Curvature-Aware Optimization of Noisy Variational Quantum Circuits via Weighted Projective Line Geometry

TL;DR

This paper introduces a geometric framework using weighted projective lines to model noise effects in variational quantum circuits, improving optimization stability and noise mitigation.

Contribution

It develops a differential-geometric approach with WPLs to characterize noise, enabling curvature-aware optimization and noise mitigation in quantum algorithms.

Findings

WPL geometry accurately captures noise-induced curvature deformation.

WPL-QNG stabilizes variational quantum eigensolver optimization.

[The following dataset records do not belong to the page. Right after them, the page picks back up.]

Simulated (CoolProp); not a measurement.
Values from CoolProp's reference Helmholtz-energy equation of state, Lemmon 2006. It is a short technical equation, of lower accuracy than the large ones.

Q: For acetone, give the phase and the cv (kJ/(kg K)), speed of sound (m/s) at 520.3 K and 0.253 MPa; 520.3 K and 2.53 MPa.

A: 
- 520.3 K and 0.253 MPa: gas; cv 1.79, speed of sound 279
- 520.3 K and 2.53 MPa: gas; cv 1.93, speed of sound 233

Curvature-aware methods mitigate barren plateaus effectively.

Abstract

We develop a differential-geometric framework for variational quantum circuits in which noisy single- and multi-qubit parameter spaces are modeled by weighted projective lines (WPLs). Starting from the pure-state Bloch sphere CP1, we show that realistic hardware noise induces anisotropic contractions of the Bloch ball that can be represented by a pair of physically interpretable parameters (lambda_perp, lambda_parallel). These parameters determine a unique WPL metric g_WPL(a_over_b, b) whose scalar curvature is R = 2 / b^2, yielding a compact and channel-resolved geometric surrogate for the intrinsic information structure of noisy quantum circuits. We develop a tomography-to-geometry pipeline that extracts (lambda_perp, lambda_parallel) from hardware data and maps them to the WPL parameters (a_over_b, b, R). Experiments on IBM Quantum backends show that the resulting WPL geometries accurately capture anisotropic curvature deformation across calibration periods. Finally, we demonstrate that WPL-informed quantum natural gradients (WPL-QNG) provide stable optimization dynamics for noisy variational quantum eigensolvers and enable curvature-aware mitigation of barren plateaus.